Seeing Red

By far the most embarrassing aspect of having a crippled mother was having to go shopping for special occasions with whoever she could find to take me.

My confirmation shoes were bought on a cringy expedition with a couple up the road who I was so awkward with, I took the first pair I tried on.

Similarly, for my school uniform going to secondary school, a cousin of my mother and her husband brought me to be kitted out. I died a thousand deaths as I was measured for everything from the gabardine to the running knicks. They treated me to tea in the cafe after, but I was beyond jealous that other girls were doing this with their mothers while I was making small talk with strangers.

When the time came for my first bra, I was dispatched with a different relative. A single lady, equally uncomfortable with the situation. She needn’t have worried, as a late bloomer I was familiar with the entire St Bernard Teen Bra range. I think there was a choice of two and I had been longing for the day when I would eventually own the one with the lace inset.

In each of these experiences I always felt like the injured party, such was my teenage self-centredness that I genuinely believed I was the one who was hard done by. All I wanted was that Mum would be magically cured and we could walk down Grafton Street together. I used to scream inside when others moaned about going shopping with their mothers, Mum was screaming inside too, had I been sensitive enough to realise.

It’s funny how people with disabilities can use the most inappropriate terms, but others must stick to the PC versions. Mum, robbed of many other pleasures, took satisfaction saying she was a cripple or an invalid, that was her favourite ‘I’m in-valid’. Rheumatoid Arthritis isn’t the life sentence it was then, but for her, a woman who was once a well-travelled sales rep, it eventually made her housebound and at the mercy of others to be her hands in the world.

They were big hands to fill, Mum was an amazing cook and despite not being able to chop or peel anymore, never let her standards slip. The Brother and I were apprentices in her kitchen. He was a better student than me and it amazes me still how he can whip up Yorkshire Puddings from memory. I paid more attention during the baking sessions and still feel her presence guiding me when I’m making scones. ‘You need a cool surface and a light touch’. I do everything she once told me, but they never turn out as well as they did when she was sitting in a chair beside me directing operations.

The number one, most embarrassing moment of randomer shopping came when I was doing Irish Dancing and entered into a Feis. These highly costumed events were the high days we lived for back then. Our dance school wore red costumes. I got mine from a small ad in the paper; I think a friend’s mother took me to get it. It was a magnificent red dress with a Celtic pattern embroidered into the panel of the centre pleat. The black velvet bolero, white lace collar and the cape secured by two Tara broaches. I can’t remember how I got the dancing shoes, but I’ll never forget the final part of my ensemble coming together.

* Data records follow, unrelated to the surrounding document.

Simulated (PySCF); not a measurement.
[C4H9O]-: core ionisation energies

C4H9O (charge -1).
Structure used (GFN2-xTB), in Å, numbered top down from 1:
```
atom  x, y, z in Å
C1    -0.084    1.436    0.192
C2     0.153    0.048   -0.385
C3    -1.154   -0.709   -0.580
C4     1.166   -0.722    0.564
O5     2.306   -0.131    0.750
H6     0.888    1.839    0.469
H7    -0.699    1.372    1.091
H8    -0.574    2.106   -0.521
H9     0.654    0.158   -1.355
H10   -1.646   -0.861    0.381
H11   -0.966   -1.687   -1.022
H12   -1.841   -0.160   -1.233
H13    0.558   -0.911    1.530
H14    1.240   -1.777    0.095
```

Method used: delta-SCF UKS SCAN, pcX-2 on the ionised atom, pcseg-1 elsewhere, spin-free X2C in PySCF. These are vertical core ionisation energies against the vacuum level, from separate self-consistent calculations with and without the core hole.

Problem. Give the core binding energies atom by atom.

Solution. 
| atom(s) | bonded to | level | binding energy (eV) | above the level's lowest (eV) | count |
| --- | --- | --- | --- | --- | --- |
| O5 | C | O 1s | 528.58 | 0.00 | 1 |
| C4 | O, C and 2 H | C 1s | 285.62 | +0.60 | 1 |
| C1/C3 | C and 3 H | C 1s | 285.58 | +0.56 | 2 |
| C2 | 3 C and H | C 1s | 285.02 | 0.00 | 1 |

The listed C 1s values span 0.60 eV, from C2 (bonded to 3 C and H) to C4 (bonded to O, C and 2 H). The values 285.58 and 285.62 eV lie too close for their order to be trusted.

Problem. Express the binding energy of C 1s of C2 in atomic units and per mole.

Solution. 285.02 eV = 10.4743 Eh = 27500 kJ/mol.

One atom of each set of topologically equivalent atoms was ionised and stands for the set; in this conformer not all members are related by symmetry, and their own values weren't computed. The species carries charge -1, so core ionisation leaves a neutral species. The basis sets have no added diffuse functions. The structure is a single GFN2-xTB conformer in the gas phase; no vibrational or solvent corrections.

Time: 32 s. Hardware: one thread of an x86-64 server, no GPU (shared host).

We had to wear red knickers, so that when we were up on-stage high kicking our way through slip-jigs and two-hand-reels, our undergarments would match the lining of our dresses and not detract from the dance. Red knickers were hard to come by in the 80’s but I left if with Mum, knowing she wouldn’t let me down.

It was a Friday evening and we were having dinner when a knock came to the door. I answered it to find a lad I didn’t know, but recognised as a couple of years ahead of The Brother in school. He had a brown bag in his hands. ‘My mother sent me down with this for you’. I stood, suspended in fear, trying to read if he was just the messenger or if he knew what the bag contained. I thanked him and took the bag quickly. As he was turning by the gate he called out, ‘Good luck in the Feis’. I’ll kill her, I thought, I’ll bloody kill her.